And then, what happened was that led to some excesses. It was greed is good, and we had the movie Wall Street and we had soaring incomes. And then, I think what you’re seeing now is a backlash to that. So I think of it as actually, I mean, this is not going to be surprising. I’m the two-handed economist in the classic. I would like to have something in the middle of those two.
Nick Hanauer:
No, I agree.
David Deming:
I think that competition is one of the greatest forces, economic competition is one of the greatest forces for good in all of human society. And I think what you see oftentimes is the relatively well off insulating themselves from competition, crony capitalists. So actually for me, there’s something actually quite beautiful about neoclassical economics. I just think that what happens is people under the guise of neoclassical economics do things that isn’t very competitive, that end up benefiting rich people. So I see a lot of what the excesses of that age are as being actually non-competitive capturing of the economy.
Nick Hanauer:
100%, 100%, 100%. And we could have a multi hour conversation about this, but part of what led us there, I think are again, some of the underlying assumptions that make you want to believe those things. So for example, the idea that seeing the economy as a prey to optimal equilibrium, within which a thing like efficiency can be possible. Now, if you assume that, if you assume certain things, then other things become possible. If you don’t assume that it’s a prey to optimal equilibrium, if you think of it as an ecology in which the word efficiency actually doesn’t really apply, then you end up just in different places and different stuff. But let’s not go down that rat hole. Let’s talk a little bit more about David’s prescription for how to make the economics profession better. In your article, I thought you had really good ideas.
David Deming:
Well, thank you for saying that.
David Goldstein:
To be clear, it was written before the Trump administration started slashing funding, federal funding for research.
David Deming:
It was, it was. And I have since written another article for the Atlantic about the folly of cutting NIH funding. So I guess I’m on that beat. So my prescription was, look, if the problem, not problem, the state of the economics profession is that it’s a mix of humanistic, or interpretive and empirical, as I said earlier. And what you see is increasing concentration of major prizes and funding, and just kind of clubs in more interpretive fields. I think it’s not something anyone’s doing on purpose. To your point, Nick, it’s kind of inherent to the exercise.
Nick Hanauer:
Yeah, yeah, yeah. These are measures of what our favorite thing is in many cases, right?
David Deming:
Yeah. It’s more about trends, what’s hot.
Nick Hanauer:
Yeah, yeah. Right.
David Deming:
And so, my solution was to create, through a variety of incentives, which is classic economic point of view, is to create various incentives through a mix of government funding and kind of social status, and a program on both sides of valuing what I would call economic engineering more. So, solving practical problems using the tools of economics. And I think sometimes that involves using highbrow theory, mathematical theory. I gave the case, the example in the article of auction theory and how auction theory was used to auction off SEC broadband spectrum, and Paul Milgram and Bob Wilson won the Nobel Prize for that. That was literally save the government billions.

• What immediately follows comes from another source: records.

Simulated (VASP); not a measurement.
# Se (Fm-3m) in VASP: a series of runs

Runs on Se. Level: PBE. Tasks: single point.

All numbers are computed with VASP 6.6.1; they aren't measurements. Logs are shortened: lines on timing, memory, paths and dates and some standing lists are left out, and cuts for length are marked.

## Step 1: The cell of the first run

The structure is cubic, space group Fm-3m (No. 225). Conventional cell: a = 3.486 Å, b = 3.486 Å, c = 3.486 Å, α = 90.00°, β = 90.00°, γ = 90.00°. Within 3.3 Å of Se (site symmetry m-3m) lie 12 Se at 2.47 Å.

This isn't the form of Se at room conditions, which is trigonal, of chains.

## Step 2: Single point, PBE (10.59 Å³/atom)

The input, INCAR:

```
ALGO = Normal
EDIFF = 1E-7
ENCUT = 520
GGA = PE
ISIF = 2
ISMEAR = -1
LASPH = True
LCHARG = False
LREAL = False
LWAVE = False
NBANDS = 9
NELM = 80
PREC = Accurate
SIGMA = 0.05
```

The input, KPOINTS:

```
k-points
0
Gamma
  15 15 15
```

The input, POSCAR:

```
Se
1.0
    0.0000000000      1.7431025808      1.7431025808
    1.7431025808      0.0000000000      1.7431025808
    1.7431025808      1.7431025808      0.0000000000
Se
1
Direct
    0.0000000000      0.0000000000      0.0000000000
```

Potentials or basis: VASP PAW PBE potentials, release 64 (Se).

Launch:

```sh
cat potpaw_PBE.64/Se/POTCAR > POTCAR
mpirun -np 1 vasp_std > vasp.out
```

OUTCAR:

And so, it’s not about theory versus empirics. It’s really about valuing practical contributions and not just can you publish an elegant paper in a top journal, and have it be highly cited by your peers? It’s about an impact test in the world. My argument was the best way to do that is for agencies like the NIH and the NSF to fund impactful economic research, not to do things like give… Most of the NSF’s money in econ is given to early career awards. So finding the top people in the top departments and giving them unconditional money drops. And NSF doctoral fellowships, which is funding graduate students at the top departments.
And I’m not against any of that. I would like more, but if you pushed me and said, “You have to budget neutral.”
I would say, “Let’s do more funding of high-impact projects.” The bridge-building analogy, like how to create good markets that reward, that they blink buyers and sellers, how to have a more transparent monitoring system for the health of the economy, creating new data sets, all things that just provide public value, I would be funding those things. And I think that would make the profession more egalitarian, it would also make the world a better place.
Nick Hanauer:
Yeah, yeah. I mean, I’m often struck when I meet with economists sometimes how uninterested some of them are in what’s happening in the real world. And I’m like, “So how is this going to help the average American?”
And they’re like, “What?”
David Goldstein:
It’s so hard to mathematize that, Nick. You’ve put that into a model.
Nick Hanauer:
Should economists have to sign the same thing that doctors do about whatever, helping people or [inaudible 00:23:56].
David Deming:
And I think actually, so when I wrote this piece, I got a lot of, it obviously generated a lot of conversation in my profession. I got a lot of notes from people.
Nick Hanauer:
Did you get a lot hate mail?
David Deming:
No, no hate mail. Some people thinking I was wrong. They weren’t unkind about it. They were engaging. But the thing that I found very striking was that I got almost universal positive feedback from the more junior members of the discipline. And often they were people saying, “Hey, we’re doing this already.”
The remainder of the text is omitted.